Secretary-General Ban Ki-Moon outlined a compelling vision for nuclear disarmament at the weekend. Speaking on the eve of the Nuclear Non-Proliferation Treaty Review Conference at the United Nations Ban K-Moon identified a five-point action plan needed to rid the world of nuclear weapons.
He delivered his speech at the renowned Riverside Church in Harlem, New York. His lofty ambitions are matched by the Riverside Church whose bell tower is the tallest in the United States. But lofty ambitions aside Secretary-General Moon made good use of the Riverside’s historical background; skillfully weaving in the speaking precedents of Martin Luther King and Nelson Mandela into his introduction.
His successful introduction was capped with an excellent reference to his audience:
“I can see what they saw: a sea of committed women and men who come from all corners of the world.”
His speech included good references to his own personal background. An early education that was affected by the legacy of war in Korea and an enthusiasm for the United Nations based on the UN’s role there. Further references to the Reykjavik Summit of 1986 and the roles of Ronald Reagan and Mikhail Gorbachev were also weaved into his narrative.
His speaking style is elegant but not flowery. Rhetorical questions featured well in this speech:
“How long must we wait to rid ourselves of this threat?”

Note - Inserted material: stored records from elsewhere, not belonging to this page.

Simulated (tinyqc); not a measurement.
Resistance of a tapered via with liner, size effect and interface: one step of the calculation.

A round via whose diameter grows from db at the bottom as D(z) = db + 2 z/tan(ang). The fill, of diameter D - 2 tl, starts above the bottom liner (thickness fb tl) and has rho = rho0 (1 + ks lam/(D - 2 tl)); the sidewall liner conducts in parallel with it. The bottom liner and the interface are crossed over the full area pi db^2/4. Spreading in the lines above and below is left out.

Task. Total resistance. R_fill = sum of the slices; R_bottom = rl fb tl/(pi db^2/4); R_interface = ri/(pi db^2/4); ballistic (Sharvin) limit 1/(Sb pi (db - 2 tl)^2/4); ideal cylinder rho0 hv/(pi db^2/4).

Contrasting positions are also used to good effect. For instance:
“After independence in 1991, Kazakhstan closed the site and banished nuclear weapons from its territory. Today, Semipalatinsk is a powerful symbol of hope.”
He had a stab at a workable phrase reversal with repetition:
“People who understand that the world is over-armed and that peace is under-funded. People who understand that the time for change is now.”
That last line of course is a firm favourite of President Obama’s speeches, and with the historical Civil Rights legacy of the Riverside Church it was a well received line.
This proved to be an engaging speech by the World’s top diplomat. Not hectoring. But passionate. The last word is his:
“What I see on the horizon is a world free of nuclear weapons. What I see before me are the people who will make this happen.”